Fulacht fia, Knockanaffrin, Co. Waterford
Co. Waterford |
Settlement Sites
On a south-west facing slope above the Nier valley in County Waterford, a low, scrub-covered mound sits close enough to a stream that its original purpose becomes legible once you know what to look for. Locals call it a lios, a word usually associated with a fairy fort or ringfort, but the structure is almost certainly something older and more functional: a fulacht fia, the remains of a prehistoric cooking place.
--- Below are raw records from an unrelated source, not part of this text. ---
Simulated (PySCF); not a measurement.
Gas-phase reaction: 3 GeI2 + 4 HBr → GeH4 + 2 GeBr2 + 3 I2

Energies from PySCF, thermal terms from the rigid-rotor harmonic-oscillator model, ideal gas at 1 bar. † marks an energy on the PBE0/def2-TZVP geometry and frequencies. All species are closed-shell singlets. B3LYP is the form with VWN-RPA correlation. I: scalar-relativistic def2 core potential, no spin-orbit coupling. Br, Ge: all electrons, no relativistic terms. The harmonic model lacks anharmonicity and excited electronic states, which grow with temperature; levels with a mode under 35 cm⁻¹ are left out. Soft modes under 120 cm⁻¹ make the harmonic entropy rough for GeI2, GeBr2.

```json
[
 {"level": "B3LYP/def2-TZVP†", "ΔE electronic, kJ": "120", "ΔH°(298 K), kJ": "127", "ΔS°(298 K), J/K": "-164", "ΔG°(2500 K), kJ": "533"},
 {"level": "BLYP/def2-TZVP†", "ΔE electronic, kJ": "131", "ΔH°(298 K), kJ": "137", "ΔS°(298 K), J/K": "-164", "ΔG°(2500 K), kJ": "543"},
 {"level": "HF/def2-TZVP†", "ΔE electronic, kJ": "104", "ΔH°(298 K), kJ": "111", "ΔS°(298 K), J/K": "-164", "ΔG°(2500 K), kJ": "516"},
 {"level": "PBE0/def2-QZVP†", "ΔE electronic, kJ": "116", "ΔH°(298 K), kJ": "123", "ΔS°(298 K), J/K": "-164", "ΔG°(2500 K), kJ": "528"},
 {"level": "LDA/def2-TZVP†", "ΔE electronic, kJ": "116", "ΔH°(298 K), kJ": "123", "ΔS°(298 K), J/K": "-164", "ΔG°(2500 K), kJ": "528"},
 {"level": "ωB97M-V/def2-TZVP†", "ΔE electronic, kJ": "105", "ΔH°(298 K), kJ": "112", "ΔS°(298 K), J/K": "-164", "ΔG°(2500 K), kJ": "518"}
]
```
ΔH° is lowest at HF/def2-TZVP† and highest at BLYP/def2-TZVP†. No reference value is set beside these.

Fulachtaí fia are among the most common ancient monuments in Ireland, found in their thousands across the country, almost always near water. The working principle was straightforward: stones were heated in a fire, then dropped into a water-filled trough to bring it to boiling point, allowing meat to be cooked. The characteristic horseshoe or U-shaped mound that survives at a fulacht fia site is the accumulated debris of that process, the cracked and fire-shattered stones discarded after each use over many cycles of heating. At Knockanaffrin, that accumulation has built into a mound measuring roughly 16 metres east to west and just over nine metres north to south, reaching a maximum height of nearly two metres. The mound is open to the north, where a hollow depression, just under a metre below the surrounding ground level, marks what was likely the position of the trough. A stream runs about 60 metres to the south, close enough to have supplied the water the whole operation depended on. The southern slope of the mound still shows small fractured stones beneath its covering of soil, the characteristic signature of the process that formed it.